Petr Stolín

Architect
Address
náměstí Přemysla Otakara II. 38, 37001 Budweis
Hours
Tue–Sun 10 am–13, 1:30–6 pm

The Liberec architect Petr Stolín (1958) is part of a small group of contemporary Czech architects whose work can be favorably compared to international leaders in the field. Stolín’s designs are not subjugated to the fast pace and photogenicity of media events, for their aim is to create an authentic experience from the lived-in space. The main reason for his success, therefore, is his long-term search for the basic qualities of the building arts, which has led him to develop a poetics of restraint. 

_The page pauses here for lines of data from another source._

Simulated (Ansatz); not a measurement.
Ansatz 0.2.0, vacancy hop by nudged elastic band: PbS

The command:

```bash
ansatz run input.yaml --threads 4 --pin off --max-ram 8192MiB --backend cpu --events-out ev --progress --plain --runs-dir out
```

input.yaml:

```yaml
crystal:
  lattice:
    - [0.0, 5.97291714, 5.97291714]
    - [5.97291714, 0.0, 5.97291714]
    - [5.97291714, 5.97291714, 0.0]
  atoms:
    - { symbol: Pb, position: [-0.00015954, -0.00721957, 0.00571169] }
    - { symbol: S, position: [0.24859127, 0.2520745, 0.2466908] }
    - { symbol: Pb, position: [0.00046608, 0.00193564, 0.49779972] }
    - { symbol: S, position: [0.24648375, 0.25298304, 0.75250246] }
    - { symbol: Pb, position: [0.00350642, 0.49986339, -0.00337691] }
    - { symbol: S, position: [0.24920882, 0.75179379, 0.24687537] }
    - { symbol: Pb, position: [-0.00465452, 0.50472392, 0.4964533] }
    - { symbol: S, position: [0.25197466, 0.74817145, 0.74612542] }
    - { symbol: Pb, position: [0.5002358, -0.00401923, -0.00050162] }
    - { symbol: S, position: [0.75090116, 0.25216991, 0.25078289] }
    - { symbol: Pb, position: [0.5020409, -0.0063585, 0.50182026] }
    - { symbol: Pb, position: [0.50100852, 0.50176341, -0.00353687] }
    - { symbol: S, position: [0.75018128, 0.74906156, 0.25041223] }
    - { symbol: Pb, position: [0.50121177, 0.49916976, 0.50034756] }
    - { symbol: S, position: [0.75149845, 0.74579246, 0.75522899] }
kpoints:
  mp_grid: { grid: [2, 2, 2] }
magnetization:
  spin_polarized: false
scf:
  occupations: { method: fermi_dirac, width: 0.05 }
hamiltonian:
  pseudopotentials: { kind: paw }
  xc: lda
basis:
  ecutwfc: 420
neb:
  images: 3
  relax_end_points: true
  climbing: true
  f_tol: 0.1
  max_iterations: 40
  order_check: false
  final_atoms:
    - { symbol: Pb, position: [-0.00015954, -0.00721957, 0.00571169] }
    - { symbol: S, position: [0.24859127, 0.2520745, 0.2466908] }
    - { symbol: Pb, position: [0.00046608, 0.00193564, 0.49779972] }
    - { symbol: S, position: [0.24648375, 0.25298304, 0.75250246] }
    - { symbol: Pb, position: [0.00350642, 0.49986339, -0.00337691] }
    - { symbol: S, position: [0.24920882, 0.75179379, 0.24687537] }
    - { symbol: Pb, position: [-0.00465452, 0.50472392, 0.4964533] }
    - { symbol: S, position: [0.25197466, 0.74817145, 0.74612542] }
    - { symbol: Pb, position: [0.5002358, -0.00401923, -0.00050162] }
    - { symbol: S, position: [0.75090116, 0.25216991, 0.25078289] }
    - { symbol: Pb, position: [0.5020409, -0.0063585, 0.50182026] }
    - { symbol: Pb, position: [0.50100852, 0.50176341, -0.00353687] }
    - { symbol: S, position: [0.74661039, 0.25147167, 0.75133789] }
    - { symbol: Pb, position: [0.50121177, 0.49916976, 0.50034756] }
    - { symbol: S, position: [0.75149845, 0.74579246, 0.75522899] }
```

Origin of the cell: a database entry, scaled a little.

Even though the buildings that Stolín has designed in collaboration with Alena Mičeková have earned awards and recognition from domestic as well as foreign experts, the exhibition at the Gallery of Contemporary Art and Architecture does not present his work through models or visual representations of architecture. The reason is simple: The exhibition seeks to offer a report on what is the most important thing in architecture.
What exactly is architecture? This simple question can be answered using several dictionary definitions, but it is not clear whether, having read them, the questioner will truly have acquired the longed-form understanding. We can speak of the interplay of volumes, tectonics, cladding, construction, space, and other approaches by which we can attempt to gain an understanding of architecture. Petr Stolín answers this question through architectural practice and life. His thinking about architecture is reflected in how he lives. Precisely for these reasons, the exhibition does not accentuate forms or materials as the objectives of architectural thinking but shows them as a part of everyday life in Stolín’s Zen Houses (2015), which he designed for himself.
For Petr Stolín, the most important thing in architecture is how it creates possibilities for life within it.
In other words, the exhibition focuses on what the everydayness of the poetics of restraint looks like. With Zen Houses, Stolín chose to create an experimental form of lived-in space. But he did so not out of a vain desire for attention. After all, if a house and studio are an expression of anything, then of concentrated searching and not of calculated showiness. Experiments are the result of long professional experience, just as they are an expression of a critical view of how life is enveloped and overwhelmed by things and information. We can gain clarity by asking a simple question directly inspired by the experimental reflections of early twentieth-century modernism: What kind of space is sufficient for man to lead an authentic, dignified, and happy life?
Zen Houses – which can be seen as one double house or as two single building volumes – is a clear and distinctive answer, one that has brought Petr Stolín broad recognition. Especially worth mentioning is the Grand Prix from an international jury at the first Czech Architecture Awards (2016). Stolín further developed the principles that he explored with this building in his design for a preschool in the town of Nová Ruda (2018).